Look in the braddr/at-client repository for the entirely of the tester host code. I notice that it looks like it might be a 32 bit specific issue as the Darwin_64_64 target passed. The host used for that build is an older version of osx. You can see the versions of the tools used in the output of the build dmd step.

marler8997 commented 6 years ago

Yes I noticed that to. I'll look through that at-client code. At the same time I pushed a temporary commit that enables some extra logging in the build so maybe that will be good enough to root cause the issue without having to reproduce locally.

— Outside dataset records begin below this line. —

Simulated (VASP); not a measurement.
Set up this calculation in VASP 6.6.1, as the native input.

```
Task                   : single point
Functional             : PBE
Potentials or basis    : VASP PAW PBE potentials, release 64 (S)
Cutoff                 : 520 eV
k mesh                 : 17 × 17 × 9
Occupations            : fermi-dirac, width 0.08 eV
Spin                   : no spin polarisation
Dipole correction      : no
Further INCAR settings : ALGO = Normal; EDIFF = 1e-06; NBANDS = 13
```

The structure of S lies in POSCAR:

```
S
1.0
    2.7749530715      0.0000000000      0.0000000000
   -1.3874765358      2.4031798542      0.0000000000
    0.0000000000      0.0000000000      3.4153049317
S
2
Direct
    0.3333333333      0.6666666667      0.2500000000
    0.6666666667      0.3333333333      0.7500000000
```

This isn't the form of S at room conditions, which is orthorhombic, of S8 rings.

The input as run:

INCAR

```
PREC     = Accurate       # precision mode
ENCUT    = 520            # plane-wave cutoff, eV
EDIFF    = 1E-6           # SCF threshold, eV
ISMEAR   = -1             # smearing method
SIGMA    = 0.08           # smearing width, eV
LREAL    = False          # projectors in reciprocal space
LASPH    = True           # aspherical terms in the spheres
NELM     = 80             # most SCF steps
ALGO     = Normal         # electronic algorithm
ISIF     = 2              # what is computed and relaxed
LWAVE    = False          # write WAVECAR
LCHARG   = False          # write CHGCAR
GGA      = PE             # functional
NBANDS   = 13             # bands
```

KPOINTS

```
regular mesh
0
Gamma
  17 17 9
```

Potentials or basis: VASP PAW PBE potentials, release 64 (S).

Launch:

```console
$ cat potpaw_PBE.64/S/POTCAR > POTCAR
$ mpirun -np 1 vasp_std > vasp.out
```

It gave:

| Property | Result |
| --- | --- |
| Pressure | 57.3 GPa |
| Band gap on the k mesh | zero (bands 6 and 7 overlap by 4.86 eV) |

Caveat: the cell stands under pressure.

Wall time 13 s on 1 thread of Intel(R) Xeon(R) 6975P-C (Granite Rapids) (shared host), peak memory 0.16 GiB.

marler8997 commented 6 years ago

Oh no, with my small change to logging it's not segfaulting anymore!!! NO!!!

marler8997 commented 6 years ago

I wasn't able to reproduce on my macbook. I've been slowly changing one line and pushing the changes and waiting for the autotester to run Darwin_64_32. It's a slow going process. Is there a way to speed this up? Is there a way to configure a particular PR to only run certain platforms or have priority?

marler8997 commented 6 years ago

This is crazy, I've been changing one thing at a time trying to figure out how to work around this segfault. I have no idea what's causing it and the most random changes will either avoid it or cause it to come back!

wilzbach commented 6 years ago

Is there a way to speed this up? Is there a way to configure a particular PR to only run certain platforms or have priority?

IIRC PRs against stable have a higher priority in the queue.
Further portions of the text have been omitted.